Not having much time, or any time at all for lunch or even a break; the week basically took me to the point where I though that I was tired and pushed me beyond that.

I remember having one verse stick in my mind throughout the whole week, and it is a verse that has been coming to mind pretty much since I have been here. The wonderful thing about this verse, and the reason I bring it up is because of the way I got to see yet again how the Lord fulfilled the promise He makes in it. This promise comes from Matthew 10:39 when Christ says “Whoever finds his life will lose it, and whoever loses his life for my sake will find it.”
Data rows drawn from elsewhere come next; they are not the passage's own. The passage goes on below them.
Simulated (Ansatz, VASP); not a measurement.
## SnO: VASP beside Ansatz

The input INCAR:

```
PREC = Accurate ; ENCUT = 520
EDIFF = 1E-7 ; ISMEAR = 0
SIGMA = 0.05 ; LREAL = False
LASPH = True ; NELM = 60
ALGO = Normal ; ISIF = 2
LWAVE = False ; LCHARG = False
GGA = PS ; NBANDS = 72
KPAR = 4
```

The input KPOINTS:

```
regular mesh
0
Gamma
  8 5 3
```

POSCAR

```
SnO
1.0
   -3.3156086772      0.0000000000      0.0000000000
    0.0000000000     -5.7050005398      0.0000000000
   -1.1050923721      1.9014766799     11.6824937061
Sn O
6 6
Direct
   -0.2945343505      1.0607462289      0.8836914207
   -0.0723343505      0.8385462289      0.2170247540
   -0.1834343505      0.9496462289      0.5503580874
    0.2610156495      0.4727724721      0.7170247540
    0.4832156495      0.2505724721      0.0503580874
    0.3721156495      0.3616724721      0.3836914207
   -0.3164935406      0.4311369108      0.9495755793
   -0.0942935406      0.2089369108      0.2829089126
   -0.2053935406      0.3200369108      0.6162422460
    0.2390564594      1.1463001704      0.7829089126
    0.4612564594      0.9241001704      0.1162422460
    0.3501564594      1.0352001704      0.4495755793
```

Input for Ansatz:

I know that many probably don’t think of being an intern for the summer as a way of “loosing their life,” or that having to work with kids from 9-5 is a hard job that is stretching, because it really isn’t the most difficult job out there, and there are many ways that I could probably be “losing” my life in a more physical sense. But, often times when there is no other reason to do something, except with the hope of seeing lives being regenerated through the “foolishness of cross,” often times the littlest thing can be an opportunity to “lose your life” for Christ sake. The reason for this is because it is my tendency to hold onto my life and get frustrated when things don’t go the way I want them to go. So it can be hard to willingly lay my life down as an offering, and loose it for the sake of Christ. Yet, this week God fulfilled His promises made here in this verse, not to the point where I am perfect at trusting in this promise yet, but to the point where I can see Him giving grace to help in the time of need for helping me find real abundant life in losing it for Him.

Lord willing and this will hopefully be something that can continue for all of us here interning at SoG, so when these grains of wheat fall to the ground and lose their life much fruit will be found to the praise and the glory of Him in these kids; and no hope was being placed in “keeping our lives,” so that when we lay our lives down, it would produce much fruit to eternal life.

Saturday, June 21, 2008

Update from Jillian!

At getAHEAD, we've been reading The Lion, The Witch and The Wardrobe with the kids. Most of us have made it about to the third or fourth chapter, but we wanted the kids to have an idea of the entire story, so we had a movie day last week.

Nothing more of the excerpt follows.